Implementing a continuous integration and delivery strategy within development environments is crucial for maintaining agility and reliability in software delivery. In this article, I guide you through configuring a robust CI/CD pipeline for your project drawing on our experience with Azure DevOps as a version control and project management platform. The proposed solution is suitable for small to medium agile teams working on a non-trivial Salesforce project.
The strategy aims to integrate best practices into the development lifecycle by refining our definition of done. Enforcing stringent validation in the projects’ earliest stages with required unit tests on every change, guaranteed the stability of our implementations.
Similarly to introducing coding standards in a team, we in Triple Innovations emphasize the need for every member to be involved in the pipeline design phase and to provide crucial feedback and ideas for potential improvements to the process. Investing in a good structure and cohesiveness gave us the ability to focus on the actual solutions that we were building without being restricted by a policy no one understood or wanted to follow.
Before diving into a project, it is crucial for a team to establish a clear development process. In the context of IT projects, there are many parts of that process which take place during its course. First, you pick a methodology. Do you use waterfall or go full on agile? What time should you hold the daily stand-up meeting? What should you discuss on it, and more importantly, how long should it last? At some point, you either agree on the new and improved way of doing things or you just get tired and do what you’ve always done.

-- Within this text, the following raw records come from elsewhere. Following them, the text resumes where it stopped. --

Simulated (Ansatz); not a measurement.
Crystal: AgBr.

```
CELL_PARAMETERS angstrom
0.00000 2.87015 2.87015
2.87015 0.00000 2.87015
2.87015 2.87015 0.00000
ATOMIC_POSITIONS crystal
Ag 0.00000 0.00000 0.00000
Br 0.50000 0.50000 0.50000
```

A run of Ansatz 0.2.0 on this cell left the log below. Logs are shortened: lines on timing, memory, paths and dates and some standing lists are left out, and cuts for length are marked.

Sooner or later, you get to the point where someone expects that you start “actually” working on the project and stop endlessly discussing it. But without a clearly defined process in place, a project is almost surely doomed to fail or at the very least, break a few deadlines. When it comes to CI/CD, there is no one-size-fits-all, some options favour smaller teams, others larger. Some are too specific and can’t be applied to your circumstances, others are too generic and achieve very little in optimizing your work.
You obviously agree to use Git, but what branching model or versioning strategy do you implement? What about testing, are there dedicated environments for functional or user acceptance testing? This just raises more questions and becomes a process within a process.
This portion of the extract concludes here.